$\frac{1}{2}+\frac{1}{4}+\frac{1}{8}+\cdots+\frac{1}{\infty}=?$

Question

One of my friends has given me the following problem:

$$\frac{1}{2}+\frac{1}{4}+\frac{1}{8}+\cdots+\frac{1}{\infty} = ?$$

He said that the answer is $1$. He has given his argument as that this is a part of the whole, and if we add together all the part, then we'd have a $1$. But said, disagreed with him that it'd not be $1$, rather it'd be $\frac{\infty - 1}{\infty}$. I'm not sure if this is correct. But I have given the argument with this view:

1. If we add together only the first two fractions, that is $\frac{1}{2}$ and $\frac{1}{4}$, then the sum will be $\frac{3}{4}$, which is equal to $\frac{4-1}{4}$.

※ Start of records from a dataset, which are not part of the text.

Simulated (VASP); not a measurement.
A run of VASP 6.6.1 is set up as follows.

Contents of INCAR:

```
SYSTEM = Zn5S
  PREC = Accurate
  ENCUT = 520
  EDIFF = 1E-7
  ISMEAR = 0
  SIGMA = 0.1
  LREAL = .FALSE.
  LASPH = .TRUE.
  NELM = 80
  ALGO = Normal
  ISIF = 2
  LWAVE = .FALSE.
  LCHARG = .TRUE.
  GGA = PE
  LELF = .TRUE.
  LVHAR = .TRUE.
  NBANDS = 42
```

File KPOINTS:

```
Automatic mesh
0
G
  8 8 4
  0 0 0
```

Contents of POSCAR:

2. Likewise, if we add together the first three, four, five, then the sum will be $\frac{x-1}{x}$, where $x$ is the denominator of last fraction. These happen because every time divide ramainder(whole in the first case) in the equal halves, there remain one part of the equal halves and after we add together all the part(follows the pattern, never break the pattern) there remain $\frac{1}{x}$ of the whole part. So we can nonetheless say this that this only became 1(the whole), if we add add the remainder in the sum, that's mean there will be $2$ of the last fraction. But that will break the pattern. But he argued with me and wanted me to ask the question here. I also said that if we round it then it will be $1$, rather it never will be $1$.

So, what is your opinion about it? If included both, argument and mathematical calculation, then that will be great.

Answer 1

There is no such thing as $$\frac{1}{2}+\frac{1}{4}+\frac{1}{8}+\cdots+\frac{1}{\infty}.$$ On the other hand, there is something commonly notated $$\frac{1}{2}+\frac{1}{4}+\frac{1}{8}+\cdots$$ or, equivalently, $$\sum_{n=1}^\infty \frac{1}{2^n}. $$

By definition these two latter notations mean the limit of $$ \frac{1}{2}+\frac{1}{4}+\frac{1}{8}+\cdots+\frac{1}{2^k} $$ as $k$ "goes to infinity", or grows without bound. The "partial sum" up to $\frac{1}{2^k} $ equals $$ \frac{2^k-1}{2^k} = 1-\frac{1}{2^k} $$ and the limit of this is exactly $1$, because we can make $1-\frac{1}{2^k}$ be as close to $1$ as we want by taking $k$ large enough. This is the definition of what a limit means.

You seem to think that in order to take the limit one can simply plug the $\infty$ symbol into the formula instead of $k$. But that is nonsense; $\infty$ is not a number -- and even if you take a limit at an actual number rather than infinity, simply plugging that number into the formula is not guaranteed to yield the limit.

Answer 2

The only way of making sense of the sum you propose is to interpret $\infty$ as an element in a suitable number system, as opposed to its generic use in various fields (such as $\lim_{x\to\infty}$ in calculus). In such a number system the sum you propose indeed has a well-defined meaning (called a hyperfinite sum) and it does fall infinitesimally short of $1$, as you suggested.

Note that it would be more correct to list the last term in your sum as $\frac{1}{2^{\infty}}$.